I’ve always worked to provide equipment and training in the places that I go to so that when I leave, they will do it in the way they want to which is often very different, with a different emphasis than how I’ve worked.

So you believe they will carry on but develop the project in their own way?

Well in Hebron for instance, they were very used to working with media to a certain extent but always with the focus on the politics and of the struggle; I was interested in working with the kids to look at their own lives and families and things that were more intimate. For them, that was a hard switch but they were interested and grateful, they realised that their kids needed to express themselves more personally and it was something they would carry on. I did do books for a lot of places too, so that’s something that they have and I know the Bedouin people were interested in the books, in using the books to interest people in their area, their culture, so I think there is a lot of different layers of legacy, I suppose a lot of it really is up to them and how they want to do it.
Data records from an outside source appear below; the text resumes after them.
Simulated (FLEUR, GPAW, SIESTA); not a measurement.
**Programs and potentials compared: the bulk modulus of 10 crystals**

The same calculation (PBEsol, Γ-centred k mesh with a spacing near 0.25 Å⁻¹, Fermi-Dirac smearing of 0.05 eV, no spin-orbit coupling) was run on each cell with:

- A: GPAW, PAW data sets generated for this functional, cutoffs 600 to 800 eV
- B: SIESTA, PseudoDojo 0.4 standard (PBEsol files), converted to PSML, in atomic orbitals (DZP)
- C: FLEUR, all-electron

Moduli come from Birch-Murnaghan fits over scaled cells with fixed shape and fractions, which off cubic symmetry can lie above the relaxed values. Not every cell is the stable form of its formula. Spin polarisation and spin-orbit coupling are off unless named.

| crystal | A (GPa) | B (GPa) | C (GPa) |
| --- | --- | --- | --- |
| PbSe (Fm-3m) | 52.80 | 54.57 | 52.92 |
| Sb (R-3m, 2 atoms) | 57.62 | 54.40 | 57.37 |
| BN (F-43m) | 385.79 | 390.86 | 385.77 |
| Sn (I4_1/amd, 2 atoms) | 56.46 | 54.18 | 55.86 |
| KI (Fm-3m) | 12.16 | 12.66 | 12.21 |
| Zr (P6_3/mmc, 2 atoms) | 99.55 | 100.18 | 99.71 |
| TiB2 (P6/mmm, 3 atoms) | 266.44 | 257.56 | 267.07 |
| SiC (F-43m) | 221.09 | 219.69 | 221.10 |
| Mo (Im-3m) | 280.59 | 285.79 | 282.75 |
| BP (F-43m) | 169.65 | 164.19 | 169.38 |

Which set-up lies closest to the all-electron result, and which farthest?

So much photography of Israel and the West Bank is of the conflict; was your interest more about giving a voice to the everyday lives of the people who lived there?

Yes absolutely, I mean that was one of the reasons I didn’t want to go there in the first place; I mean you come in to a situation with a certain black and white frame and that is so boring and it so untrue. I was worried I wouldn’t be able to get past that but as soon as I started working I could see.

You were involved with a variety of different people within your project; did any of them have a negative attitude towards the camera or photography, or have worries about how they would be represented?

Well everybody was pretty open, which I was amazed at. The only group I couldn’t get into was the orthodox community, except through these girls in military school. And they were, y’know, rebels; I wish I had gotten access but I just couldn’t, they were more aware of how they would be seen and more suspicious than anybody else I spoke to. The kids in Hebron had an idea of how they would use the camera; they were very interested in using the camera,but they had a specific way of doing it and that was interesting for me in trying to open that up a little bit. I remember the first time I went up to visit them, there was a group of guys in Youth Against Settlements; it’s an organisation and a really great programme. I came in and was introduced to them, they were watching some political film and then we left but I happened to go back to get something and they were watching soccer and immediately switched it back to the film when they saw me.

You have travelled and photographed all over the world, do you feel how people are living there is comparable to anywhere else you’ve been?

Comparable how?

Well for example I asked the same question to Rosalind (Solomon) and she made comparisons with the South African apartheid…

We would both say the same thing I guess about South Africa, also people do make those comparisons too, even there they’re tired of hearing it’s like South Africa but y’know, it’s different from South Africa in the sense that the numbers are different; the change in South Africa was inevitable but it’s not in Israel and the Westbank. When I did work in South Africa, it was with Afrikaneer kids; I also worked in Soweto at an Orange farm outside of Jo’burg, that was much more of a binary situation whereas this [the situation in West Bank] is much more complicated.